Saturday, December 20, 2008

Peak Oil, Climate Change and All that Jazz! (a book by Dr. Louis Arnoux)

For: Running on Air
By: Boom San Agustin

On the basis of massive and rapidly mounting evidence a fast growing international community of scientists, engineers and businesspersons, have concluded that humankind is in the midst of a global energy and ecological emergency of humankind’s own making. This emergency puts our species on a suicidal course unless it is resolutely addressed immediately. We consider that it is no longer tenable to conduct government or business affairs in ways that are largely disconnected from this reality. Humankind no longer has the leisure to take decades to decide what to do.

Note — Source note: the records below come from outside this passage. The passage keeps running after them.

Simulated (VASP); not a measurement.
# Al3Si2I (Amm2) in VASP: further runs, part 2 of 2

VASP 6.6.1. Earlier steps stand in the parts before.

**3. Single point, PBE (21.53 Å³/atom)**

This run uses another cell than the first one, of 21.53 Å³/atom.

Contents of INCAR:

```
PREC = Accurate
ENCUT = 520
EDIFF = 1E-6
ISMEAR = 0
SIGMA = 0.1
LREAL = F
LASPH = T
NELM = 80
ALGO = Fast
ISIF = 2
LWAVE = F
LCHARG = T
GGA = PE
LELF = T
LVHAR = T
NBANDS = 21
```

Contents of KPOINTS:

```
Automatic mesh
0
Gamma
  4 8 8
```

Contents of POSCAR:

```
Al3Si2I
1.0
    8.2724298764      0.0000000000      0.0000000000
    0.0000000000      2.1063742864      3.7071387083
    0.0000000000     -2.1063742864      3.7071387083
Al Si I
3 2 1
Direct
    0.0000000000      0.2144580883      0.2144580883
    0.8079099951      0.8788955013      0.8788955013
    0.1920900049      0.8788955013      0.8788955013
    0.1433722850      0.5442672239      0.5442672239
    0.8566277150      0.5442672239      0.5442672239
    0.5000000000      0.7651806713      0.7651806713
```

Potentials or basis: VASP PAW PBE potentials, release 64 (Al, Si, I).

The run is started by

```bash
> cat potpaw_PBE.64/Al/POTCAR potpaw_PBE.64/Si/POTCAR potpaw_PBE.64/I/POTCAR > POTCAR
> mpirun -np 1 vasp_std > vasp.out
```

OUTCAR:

Forty years ago, in 1968, millions of young people had the intuition that humankind approached some kind of turning point. That turmoil soon abated and the world plunged into predatory consumerist globalization with a vengeance. In the early 1970s, however, the first substantial warnings about the probable consequences were published (e.g. The famous Limits to Growth, Club of Rome Report of 1972 “…systematically rubbished ever since by countless pundits that mostly did not have the background to do so and relentlessly corroborated to this day by new data and new analyses…”). Since then some 36 precious years have been wasted. The consequences are now upon us. We do not have the 50 years or so that are still mentioned in so many reports as the timeframe to reduce greenhouse gas emissions, for example. We do not even have 20 years. The emerging consensus is that action must take place now and that there are hardly 10 years left to make significant global inroads towards a transition to sustainable ways of life and of doing business – with the ensuing decades devoted to the hard work of global consolidation. Failing this, the prospects for humankind are extremely grim.

Recently, in their book, Climate Code Red - the case for emergency action (2008), David Spratt and Philip Sutton have made it clear, in a bluntly honest fashion, that it is necessary to immediately begin (1) phasing out the use of coal, oil and gas as fuels to achieve zero greenhouse gases (GHG) emission globally within a couple of decades, (2) reducing GHG in the atmosphere to pre-industrialization levels and (3) cooling the planet by at least 0.3°C. In our view, they are unfortunately absolutely correct.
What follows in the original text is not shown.